In a post‑Hormuz world where blackouts are not theoretical but expected, this transforms the Rivian from a vehicle into a distributed energy asset. The Diesel Identitarian’s truck is a liability during a blackout. The Rivian is an asset.
The Cognitive Framework, Mapped
Let’s run the Diesel Identitarian through the five layers.
Layer One: Raw Perception. He sees a Rivian – sleek, quiet, no tailpipe, touchscreen interface. He sees a headline about range loss while towing. He sees a charging station that looks unfamiliar. These are raw, ambiguous cues.
Layer Two: Rapid Affective Appraisal. The EV feels foreign. Urban. Maybe a little threatening. The diesel truck feels familiar. Safe. Masculine. The felt certainty is instant: “This is for them, not for me.”
Layer Three: Narrative Construction. The story writes itself: “I am a person who needs real capability. I cannot rely on a fragile battery. I need to pull a heavy trailer across mountain passes. The people who drive EVs don’t understand people like me.” Identity work disguised as engineering.
Layer Four: Temporary Stabilization. The narrative freezes. It becomes the lens through which all future evidence is filtered. A study showing EV cost savings? Must be subsidized. A friend who tows with an EV? Must not be doing it properly. Rivian’s towing capacity numbers? Must be marketing fluff.
Layer Five: Delayed Correction. Correction will come. It will come when diesel hits €2.50 per litre. It will come when his fixed‑tariff electricity deal expires and the utility introduces a tehomaksu excess consumption charge. It will come when his wood stove fuel doubles in price because diesel for logging trucks is now unaffordable. But by then, the managers will have already moved.
The Specific Biases in Action
- Category‑to‑individual collapse: He substitutes “EVs can’t tow” for “Rivian R1T can tow 11,000 lbs and do 0‑60 in 2.5 seconds.” He argues against a strawman, not the actual vehicle.

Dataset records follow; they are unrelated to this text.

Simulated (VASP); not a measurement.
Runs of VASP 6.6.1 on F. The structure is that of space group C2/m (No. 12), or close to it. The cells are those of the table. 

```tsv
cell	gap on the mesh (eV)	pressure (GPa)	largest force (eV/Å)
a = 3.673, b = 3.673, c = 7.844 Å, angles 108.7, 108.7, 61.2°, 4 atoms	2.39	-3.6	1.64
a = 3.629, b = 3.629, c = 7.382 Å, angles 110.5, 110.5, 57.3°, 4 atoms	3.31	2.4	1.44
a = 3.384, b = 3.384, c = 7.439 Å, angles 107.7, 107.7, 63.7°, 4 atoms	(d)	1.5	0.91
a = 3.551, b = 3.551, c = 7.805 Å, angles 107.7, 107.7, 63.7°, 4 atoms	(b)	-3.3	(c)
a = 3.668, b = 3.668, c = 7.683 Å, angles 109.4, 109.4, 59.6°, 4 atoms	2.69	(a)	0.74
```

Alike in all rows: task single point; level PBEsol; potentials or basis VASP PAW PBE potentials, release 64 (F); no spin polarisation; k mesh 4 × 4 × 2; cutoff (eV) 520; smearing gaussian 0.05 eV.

- Snapshot identity problem: His mental model of “EV” is anchored to 2020 or 2021 – short range, expensive batteries, sparse charging, marginal towing. That snapshot has not updated.
- Temporal lag: While the world moves at real‑time speed, his internal model is running on a two‑ to four‑year delay. The cost is measured in euros per kilometre.
- Asymmetric information: He sees headlines about range loss and battery degradation. He does not see the logistics deployment data, the total cost of ownership analyses, or the utility tariff restructuring documents. Those are buried. The outrage bait is front‑paged.
- Role misattribution: He conflates his extreme use case (towing a boat to the lake twice a year) with his daily reality (95 percent short trips). The exception has become the identity anchor.
- Ambiguity amplification: A neutral fact – “towing reduces EV range” – becomes “EVs are fundamentally unsuitable for any serious use.”
The 4,000‑Euro Silence
Here is what the Diesel Identitarian’s narrative excludes.
In 2025, before the Hormuz crisis, electric cars were already 56 percent cheaper to run than gasoline and 30 percent cheaper than diesel – without subsidies. After March 2026, with diesel surging past €2.30 per litre in many markets, the gap became a chasm. A Rivian R1T home‑charging at night pays roughly €0.06–€0.09 per mile. A diesel F‑150 pays €0.18–€0.20 per mile. Over 20,000 km per year, that is over €2,000 in annual fuel savings – and more than €4,000 per year compared to a heavy‑duty diesel.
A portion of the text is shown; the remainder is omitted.